Thursday, May 25, 2017

Immediately

I've spent the last few mornings reading and studying from Mark 5: 21-43, the story of the healing of the woman with the issue of blood and the story of bringing back Jarius' daughter from the dead. I've spent this week trying to dive deeper into the story and I've learned so much. One word keeps jumping out to me. Immediately.

During my infertility struggle, I loved the story of the woman with the issue of blood. I tried to have that kind of faith, that if I could just touch His robe, my body would be healed and I would be able to have a baby. I like to believe that would've work, but God had different plans in mind. Looking into adoption changed my life. I met some amazing people. Even after our adoption fell through, I was able to remain friends with birthmom C. And, given the divorce, I am for once grateful we didn't have children so I could be completely free of my ex.

The woman had been seeing doctors for 12 years! She had poured all her money into treatments, but nothing worked. I can only imagine her hopelessness at this point. She was considered unclean. How great her faith must have been to go out in the crowd and touch His robe. It should have made Him unclean. But instead, He made her clean, immediately. I can imagine her joy that moment she felt her body healed.

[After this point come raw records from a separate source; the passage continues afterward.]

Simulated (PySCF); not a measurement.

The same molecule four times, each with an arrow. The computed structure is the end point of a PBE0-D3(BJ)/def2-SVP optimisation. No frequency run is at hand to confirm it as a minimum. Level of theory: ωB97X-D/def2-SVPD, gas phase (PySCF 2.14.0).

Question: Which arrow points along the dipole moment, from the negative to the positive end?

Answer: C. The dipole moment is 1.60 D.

Jesus knew He had been touched, and He knew who had done it. But He still called out and asked who had touched him. He didn't do this to call attention to himself; I think He did it to remind her. So if she ever started to doubt, she would remember that moment.

In the midst of this, Jesus was on his way to the home of Jarius where his daughter lay very ill. How did he react when Jesus paused his journey to help another? Before Jesus could get to the home, word arrived that the daughter had died. Jarius had to have been devastated. What if Jesus hadn't stopped? Maybe He could have arrived in time to save his daughter.

But Jesus told him not to fear. Fear and faith can not exist together. You can let fear destroy your faith. Or you can let faith overcome your fear. Jarius must have chosen the later, because they continued on to his home.

The girl was dead, but Jesus spoke to her and told her to get up. No one on earth can talk to a dead person and have them obey. Dead is dead. But when Jesus spoke, the girl immediately arose and got up to walk around. Only Jesus can call a person back from the dead.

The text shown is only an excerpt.